- The Washington Times - Tuesday, October 10, 2000

On certain nights, Cindy Codori Shultz says, you can smell peppermint oil and pipe tobacco in the air.
Pipe tobacco was used by countless blue- and gray-clad soldiers who clashed at Gettysburg for three history-altering days in July 1863. The peppermint oil, Mrs. Shultz says, was used by townspeople after the battle to mask the smell of death and decay.
For four years, Mrs. Shultz has run the Historic Farnsworth House Candlelight Ghost Walk in Gettysburg, one of many such activities in the community and surrounding towns and one of the few that runs year-round. She says she constantly hears stories from tour participants, almost to the point where she just nods her head.
"So many people have come up to me saying they saw this or heard that that we're kind of blase about it now," says Mrs. Shultz, a sixth-generation granddaughter of Nicholas Codori, whose farm became part of Pickett's Charge on the final day of the battle of Gettysburg.

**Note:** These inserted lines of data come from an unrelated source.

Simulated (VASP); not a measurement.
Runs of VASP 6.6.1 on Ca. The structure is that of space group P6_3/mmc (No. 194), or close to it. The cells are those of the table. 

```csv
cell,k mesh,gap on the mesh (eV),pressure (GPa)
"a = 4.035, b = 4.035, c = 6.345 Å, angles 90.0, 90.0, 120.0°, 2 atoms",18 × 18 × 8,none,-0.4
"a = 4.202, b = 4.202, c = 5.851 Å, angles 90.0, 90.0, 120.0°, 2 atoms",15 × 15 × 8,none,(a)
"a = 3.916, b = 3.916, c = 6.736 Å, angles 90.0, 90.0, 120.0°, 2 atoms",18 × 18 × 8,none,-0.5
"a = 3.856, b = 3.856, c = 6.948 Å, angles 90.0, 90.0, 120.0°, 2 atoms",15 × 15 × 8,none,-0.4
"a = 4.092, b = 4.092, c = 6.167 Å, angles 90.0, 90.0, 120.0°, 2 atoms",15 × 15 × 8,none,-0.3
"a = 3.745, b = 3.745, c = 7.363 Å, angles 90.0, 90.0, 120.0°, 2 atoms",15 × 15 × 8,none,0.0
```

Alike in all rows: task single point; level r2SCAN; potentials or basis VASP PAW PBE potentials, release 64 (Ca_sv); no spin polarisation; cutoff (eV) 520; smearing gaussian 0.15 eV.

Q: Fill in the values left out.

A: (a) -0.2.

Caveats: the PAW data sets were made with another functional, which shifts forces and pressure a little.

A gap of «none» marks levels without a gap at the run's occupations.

"Peppermint oil is one of the most common. Townspeople put it on their clothes and hands after the battle. It's not a scent you ordinarily pick up."
Maybe it's an increased interest in local history. Maybe it's families seeking alternatives to trick-or-treating. Maybe it's the incredible success of last year's ghost movie, "The Blair Witch Project." Whatever it is, walking ghost tours are everywhere this time of year, most led by candlelight by tour guides dressed in period attire.
Old Town Alexandria has one of the better-known tours. Howard County has two, as does Gettysburg. Harpers Ferry, W.Va., has one; Annapolis has one; and Frederick, Md., started one this year.
"The competition is pretty steep," says Gretchen Bulova, director of Gadsby's Tavern Museum in Alexandria, which is participating in a one-night "Historic Hauntings" from 6:30 to 10 p.m. Oct. 28 with two other museums in Old Town. "There are tons of other sites through the region doing something like this."
The annual "Historic Hauntings," sponsored by Old Town museums and Alexandria Archaeology Museum, gives families a history-soaked alternative to trick-or-treating. This year's theme is "Escape of the Ancient Mummy" and recalls a time when traveling shows precursors to the circus served as major cultural entertainment for townspeople, even if the shows were based on folklore and hype.
Gadsby's Tavern, the Stabler-Leadbeater Apothecary Museum and the Carlyle House Historic Park are participating and will host different parts of the event.
Doorways to Old Virginia Inc., a sightseeing service in Alexandria, has held walking ghost tours of the historic district since 1975, says owner Stella Michals. She says the stories told by tour guides are based on research and personal interviews, even if the original stories are largely folklore.
"There's no slime, and nothing jumps out at you," Mrs. Michals says. "We recount trivia and oddities and strange and bizarre happenings from the days of George Washington and Robert E. Lee."
In Gettysburg, in addition to the Historic Farnsworth House tour, visitors also can participate in Mark Nesbitt's Original Candlelight Walking Tour, which offers three separate walks. One goes past the Jenny Wade House and the battlefield cemetery, another goes through Seminary Ridge a major battle site and the Lutheran seminary there, and the other goes through the Gettysburg College campus.
Frederick enters the ghost-walk business this year with a collaboration by Frederick Tour and Carriage Co. owner Tiffany Wilms and local historian, author and Civil War re-enactor Ron Angleberger.
"I've been to Ellicott City, Charleston [S.C.] and Savannah [Ga.] and seen what they've done, and I thought with our historic district, it lends itself to that kind of atmosphere and history too," Ms. Wilms says. "I had a lot of ideas, but one thing I didn't have was time and research. So I partnered with Ron. He didn't want to quit his day job, so he and I got together, and here we are."